To this, God responds with the hard truth about what has happened.  He also replaces their garments of leaves which cost nothing, with garments of skin which we can assume cost the lives of animals.  God seems to suggest, “You may cover up, as this level of vulnerability is a heavy burden.  But it comes at a price also.”  We see here a prophetic illustration, that the “wages of sin is death” (Romans 6:23).  Not as payment, but as a direct result – living in a way that chooses our own presentation of “self” above the “self” God has created us to be, will always lead to death – whether of relationships or literal.  This is not something that weak people “fall into” as an activity, but rather something we are each born into as a state.

Thomas Merton wrestled with this same concept in thought & prayer: “To say I was born in sin is to say I came into the world with a false self. I was born in a mask. I came into existence under a sign of contradiction, being someone that I was never intended to be and therefore a denial of what I am supposed to be. And thus I came into existence and nonexistence at the same time because from the very start I was something that I was not.” (Merton’s Palace of Nowhere, 1978)  (Note that “sin” here is less about morality and more about ontology.)

We are not left to struggle with this tendency toward the “false self”.  We believe and proclaim that Christ has provided a New way of being (ontology again!).  Galatians 2:20 declares that our “self” is “crucified with Christ” so that “I no longer live, but Christ lives in me. The life I now live in the body, I live by faith in the Son of God, who loved me and gave himself for me.” (NIV)  Scripture reveals to us this Freedom is not only something offered to us, but invites us to understand that the very activity of sacrificing our “self” in order to receive the “self” that is alive in Christ is our act of worship! (Romans 12:1)  It is in this New-Creation-living in the life of Jesus that we discover and move toward the “self” God has created us to be. (2 Corinthians 5:17)

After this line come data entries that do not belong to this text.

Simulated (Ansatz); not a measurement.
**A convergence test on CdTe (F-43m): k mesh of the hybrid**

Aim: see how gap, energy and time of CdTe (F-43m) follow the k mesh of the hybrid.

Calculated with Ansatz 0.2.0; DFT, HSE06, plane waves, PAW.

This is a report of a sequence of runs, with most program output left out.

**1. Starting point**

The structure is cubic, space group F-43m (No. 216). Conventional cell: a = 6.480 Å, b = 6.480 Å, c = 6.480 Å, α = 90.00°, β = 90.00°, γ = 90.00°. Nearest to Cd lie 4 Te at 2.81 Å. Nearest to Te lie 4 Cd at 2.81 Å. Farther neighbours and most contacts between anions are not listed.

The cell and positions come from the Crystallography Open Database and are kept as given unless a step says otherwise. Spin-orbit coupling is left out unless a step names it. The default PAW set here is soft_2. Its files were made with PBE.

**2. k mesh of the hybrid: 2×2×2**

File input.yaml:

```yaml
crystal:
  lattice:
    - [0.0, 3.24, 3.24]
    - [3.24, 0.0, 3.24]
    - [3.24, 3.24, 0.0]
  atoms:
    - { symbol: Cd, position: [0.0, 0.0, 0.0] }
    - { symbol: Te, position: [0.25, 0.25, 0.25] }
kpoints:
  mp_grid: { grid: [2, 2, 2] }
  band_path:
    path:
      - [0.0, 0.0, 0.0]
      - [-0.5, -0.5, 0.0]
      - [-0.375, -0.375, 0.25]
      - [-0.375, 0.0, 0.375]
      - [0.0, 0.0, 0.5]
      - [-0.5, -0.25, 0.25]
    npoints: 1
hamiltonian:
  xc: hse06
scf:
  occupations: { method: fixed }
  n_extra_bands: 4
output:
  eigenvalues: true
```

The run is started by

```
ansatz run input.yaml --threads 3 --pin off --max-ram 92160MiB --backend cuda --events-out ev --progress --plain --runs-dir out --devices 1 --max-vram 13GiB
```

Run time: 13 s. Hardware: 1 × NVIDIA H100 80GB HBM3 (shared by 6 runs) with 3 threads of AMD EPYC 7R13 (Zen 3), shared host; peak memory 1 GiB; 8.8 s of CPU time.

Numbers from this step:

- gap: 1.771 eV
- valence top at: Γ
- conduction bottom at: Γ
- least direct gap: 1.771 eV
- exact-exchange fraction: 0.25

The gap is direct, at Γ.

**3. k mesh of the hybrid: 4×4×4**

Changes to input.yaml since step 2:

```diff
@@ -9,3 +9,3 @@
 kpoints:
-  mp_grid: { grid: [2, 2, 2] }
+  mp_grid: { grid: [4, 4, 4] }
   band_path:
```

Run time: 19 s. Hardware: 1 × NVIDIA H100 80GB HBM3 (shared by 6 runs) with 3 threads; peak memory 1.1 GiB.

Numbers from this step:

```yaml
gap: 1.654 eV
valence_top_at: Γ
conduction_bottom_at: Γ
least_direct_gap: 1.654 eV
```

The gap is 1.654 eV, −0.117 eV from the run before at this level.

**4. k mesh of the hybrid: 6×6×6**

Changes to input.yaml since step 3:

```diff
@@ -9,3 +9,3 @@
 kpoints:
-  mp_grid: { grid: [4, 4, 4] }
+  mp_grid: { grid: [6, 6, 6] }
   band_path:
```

So how do we guide young people, and how do we respond to a technology culture that constantly invites us to purposefully curate our own “self” for the sake of how we’re known by others?

  1. Understand where the desire for “multiple-selving” comes from.  A certain level is healthy and expected:  What foods do I enjoy? What music/culture/comforts/fashions do I prefer?  What art do I appreciate/contribute?  During the adolescent years especially, our cognitive abilities develop in ways that allow us to “try on” variations of who we might become.   Most of us even continue into adulthood with more than one “self”, and seek to balance these expressions of our identity.
  2. Understand where the desire for a “false self” comes from.  Scripture reminds us we are born into a state of sin that brings death (Romans 5:12).  To deny this is our nature, and just try to “be good” or “be strong/successful/attractive”, etc. is to throw on fig leaves and hope for the best.  We come to God, confessing our naked vulnerability, and accept the price He has paid-to reconcile us in relationship – offering a restored “True self” that exists in the Love of Jesus by the power of the Holy Spirit.
  3. Offer every expression of our “self” to be an opportunity to worship God, not bring glory to our “self”.  Whether on social media, in classrooms, in the living room, or wherever we find ourselves.  “Offer your ‘self’ as a living sacrifice…” (Romans 12:1)  This means daily (and a life of) prayer where we bring our whole “self” into the presence of God.
  4. Pray.  Together, and individually.  In prayer, we enter into a redeemed time and space where we discover the Loving God whose image we were created to bear, and are shaped/empowered by His Spirit toward how that can happen today.  Here we become less and less influenced by how we might be perceived by others, and in declaring Jesus as Lord – give weight to who God has declared we are becoming in Christ.
  5. Love.  Love God as the source of our True Self.  Love others, not as the “selves” they might curate for better or for worse, or as the “false self” ascribed to them by others, but as the “True Self” they are in the light of Jesus Christ.  Finally, love the True Self God has set you free to become – united with God in the Love and power of Jesus Christ by the power of the Holy Spirit.